The IncogNET thread - Discussion, news and updates.

forest · February 20

@MannDude said: 100% CPU usage for a long period and 150%+ BW usage, though that auto-throttles but still isn't "unlimited".

I'm showing only 50% CPU (60% 10 minute peak) usage over the last week of operation on my side, but I think I know the issue: The RAM is so low that it's constantly swapping at 10 MiB/s (30 MiB/s 10 minute peak). All that I/O is probably causing severe hypervisor overhead through all those vmexits that is not being accounted for within the guest.

Alternatively, maybe just hard-cap my network at 100 Mbps and set an IOPS limit on my VM to reduce swapping? That would reduce VM context switches and thus hypervisor overhead.

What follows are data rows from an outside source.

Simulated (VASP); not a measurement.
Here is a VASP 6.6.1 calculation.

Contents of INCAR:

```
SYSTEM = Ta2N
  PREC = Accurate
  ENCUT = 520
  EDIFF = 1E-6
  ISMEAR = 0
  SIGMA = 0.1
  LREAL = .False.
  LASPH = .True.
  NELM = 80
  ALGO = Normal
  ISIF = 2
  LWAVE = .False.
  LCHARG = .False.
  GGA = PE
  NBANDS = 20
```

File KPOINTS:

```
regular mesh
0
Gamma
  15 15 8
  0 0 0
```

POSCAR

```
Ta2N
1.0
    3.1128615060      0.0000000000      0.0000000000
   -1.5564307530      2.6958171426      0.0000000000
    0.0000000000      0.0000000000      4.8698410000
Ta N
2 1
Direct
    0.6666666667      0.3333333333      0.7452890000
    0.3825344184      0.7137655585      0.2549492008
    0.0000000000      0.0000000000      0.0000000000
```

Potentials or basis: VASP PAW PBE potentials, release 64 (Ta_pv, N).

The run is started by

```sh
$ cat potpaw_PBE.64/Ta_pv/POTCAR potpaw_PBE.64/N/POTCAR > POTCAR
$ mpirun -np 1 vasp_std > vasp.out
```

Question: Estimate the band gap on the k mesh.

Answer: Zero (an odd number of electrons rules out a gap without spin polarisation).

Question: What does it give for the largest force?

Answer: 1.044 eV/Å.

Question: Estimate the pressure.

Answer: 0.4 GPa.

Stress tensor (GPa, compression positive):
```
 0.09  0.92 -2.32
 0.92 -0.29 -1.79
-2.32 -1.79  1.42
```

In the meantime, I'll configure Tor's bandwidth limit to not exceed 100 Mbps when it is back up.

@MannDude said: Only POP I've seen this in has been SE.

Could you move the server to BG? I'd be fine with that to help with load balancing.

forest · February 20

To limit memory usage and thus all the I/O causing hypervisor overhead, I've taken the following steps:

Installed Alpine Linux instead of Debian to significantly reduce base memory usage
Preloaded jemalloc2 for Tor (overriding glibc's ptmalloc3), reducing memory fragmentation somewhat
Strictly limited Tor's MaxMemInQueues to further reduce RSS
Ensured all services run lightweight BusyBox variants

Since it didn't seem to be enough, would you be open to allowing me to buy more RAM? It would benefit us both, and the extra memory means I can enable zswap to further reduce I/O without worrying about the extra slab pressure it causes. It increases guest CPU usage slightly (due to compression/decompression overhead), but the overall CPU usage as reported by the hypervisor would surely fall (due to fewer vmexits).

MannDude · February 20

@forest said:

@MannDude said: 100% CPU usage for a long period and 150%+ BW usage, though that auto-throttles but still isn't "unlimited".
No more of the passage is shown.